2015-12-20 18:15:22 Number of messages in the queue: 445

Theoretically, we could write triggers against the whole line. For example, the following regexp should match when there are 10,000 or more messages:

messages in the queue: [1-9][0-9]{4}

But what if we want to have a different trigger when the message count exceeds 15,000? That trigger would have a regexp like this:

messages in the queue: (1[5-9]|[2-9].)[0-9]{3}

And if we want to exclude values above 15,000 from our first regexp, it would become the following:

messages in the queue: 1[0-4][0-9]{3}

That is definitely not easy to maintain. And that's with just two thresholds. But there's an easier way to do this, if all we need is that number. Zabbix log monitoring allows us to extract values by regular expressions. To try this out, let's create a file with some values to extract. Still on "A test host", create the file /tmp/zabbix_logmon/queue_log with the following content:

2016-12-21 18:01:13 Number of messages in the queue: 445
2016-12-21 18:02:14 Number of messages in the queue: 5445
2016-12-21 18:03:15 Number of messages in the queue: 15445

Now on to the item—go to Configuration | Hosts, click on Items next to A test host, then click on Create item. Fill in the following:

  • Name: Extracting log contents

  • Type: Zabbix agent (active)

  • Key: log[/tmp/zabbix_logmon/queue_log,"messages in the queue: ([0-9]+)",,,,\1]

  • Type of information: Log

  • Update interval: 1

We quoted the regexp because it contained square brackets again. The regexp itself extracts the text "messages in the queue", followed by a colon, space, and a number. The number is included in a capture group—this becomes important in the last parameter to the key we added, \1—that references the capture group contents. This parameter, "output", tells Zabbix not to return the whole line, but only whatever is referenced in that parameter. In this case—the number.

Note

We may also add extra text in the output parameter—for example, a key such as log[/tmp/zabbix_logmon/queue_log, messages in the queue: "([0-9]+)",,,,Extra \1 things] would return "Extra 445 things" for the first line in our log file. Multiple capture groups may be used as well, referenced in the output parameter as \2, \3, and so on.

When done, click on the Add button at the bottom. Some 3 minutes later, we could check the history for this item in the latest data page:

Hooray, extracting the values is working as expected. Writing triggers against them should be much, much easier as well. But one thing to note—for this item we were unable to see the graphs. The reason is the Type of information property in our log item—we had it set to Log, but that type is not considered suitable for graphing. Let's change it now. Go to Configuration | Hosts, click on Items next to A test host, and click on Extracting log contents in the NAME column. Change Type of information to Numeric (unsigned), then click on the Update button at the bottom.

Note

If the extracted numbers have the decimal part, use Numeric (float) for such items.

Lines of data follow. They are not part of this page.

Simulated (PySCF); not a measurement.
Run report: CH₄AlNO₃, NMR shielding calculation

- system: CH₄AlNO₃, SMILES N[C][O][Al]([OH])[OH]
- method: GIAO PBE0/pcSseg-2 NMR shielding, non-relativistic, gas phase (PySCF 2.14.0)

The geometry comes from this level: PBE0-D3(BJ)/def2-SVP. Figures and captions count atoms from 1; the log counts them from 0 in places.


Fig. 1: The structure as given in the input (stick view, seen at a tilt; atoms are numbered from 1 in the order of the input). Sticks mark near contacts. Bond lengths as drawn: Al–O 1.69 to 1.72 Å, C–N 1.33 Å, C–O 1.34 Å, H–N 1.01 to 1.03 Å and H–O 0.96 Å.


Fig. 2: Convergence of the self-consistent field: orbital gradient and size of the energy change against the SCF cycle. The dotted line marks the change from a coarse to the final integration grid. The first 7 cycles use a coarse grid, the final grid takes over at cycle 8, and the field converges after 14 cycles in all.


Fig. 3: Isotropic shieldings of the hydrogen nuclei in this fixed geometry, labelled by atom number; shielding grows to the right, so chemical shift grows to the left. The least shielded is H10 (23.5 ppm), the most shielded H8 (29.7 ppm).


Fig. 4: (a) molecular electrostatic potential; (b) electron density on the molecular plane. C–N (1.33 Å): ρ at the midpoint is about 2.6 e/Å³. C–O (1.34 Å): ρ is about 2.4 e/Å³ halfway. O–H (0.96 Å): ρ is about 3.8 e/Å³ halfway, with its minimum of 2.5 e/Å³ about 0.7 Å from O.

Check this item in the latest data section—it should have a Graph link now. But checking that reveals that it has no data. How so? Internally, Zabbix stores values for each type of information separately. Changing that does not remove the values, but Zabbix only checks the currently configured type. Make sure to set the correct type of information from the start. To verify that this works as expected, run the following on "A test host":

$ echo "2016-12-21 18:16:13 Number of messages in the queue: 113" >> /tmp/zabbix_logmon/queue_log
$ echo "2016-12-21 18:17:14 Number of messages in the queue: 213" >> /tmp/zabbix_logmon/queue_log
$ echo "2016-12-21 18:18:15 Number of messages in the queue: 150" >> /tmp/zabbix_logmon/queue_log

Checking out this item in the Latest data section, the values should be there and the graph should be available, too. Note that the date and time in our log file entries still doesn't matter—the values will get the current timestamp assigned.

Note

Value extracting works the same with the logrt item key.

Parsing timestamps

Talking about the timestamps on the lines we pushed in Zabbix, the date and time in the file did not match the date and time displayed in Zabbix. Zabbix marked the entries with the time it collected them. This is fine in most cases when we are doing constant monitoring—content is checked every second or so, gathered, timestamped and pushed to the server. When parsing some older data, the timestamps can be way off, though. Zabbix does offer a way to parse timestamps out of the log entries. Let's use our very first log file monitoring item for this. Navigate to Configuration | Hosts, click on Items next to A test host, and click on First logfile in the NAME column. Notice the Log time format field—that's what we will use now. It allows us to use special characters to extract the date and time. The supported characters are:

  • y: Year

  • M: Month

  • d: Day

  • h: Hour

  • m: Minute

  • s: Second

In our test log files, we used the time format like this:

2015-12-13 13:01:03

The time format string to parse out date and time would look like this:

yyyy-MM-dd hh:mm:ss

Note that only the supported characters matter—the other ones are just ignored and can be anything. For example, the following would work exactly the same:

yyyyPMMPddPhhPmmPss

You can choose any characters outside of the special ones. Which ones would be best? Well, it's probably best to aim for readability. Enter one of the examples here in the Log time format field:

Note

When specifying the log time format, all date and time components must be present—for example, it is not possible to extract the time if seconds are missing.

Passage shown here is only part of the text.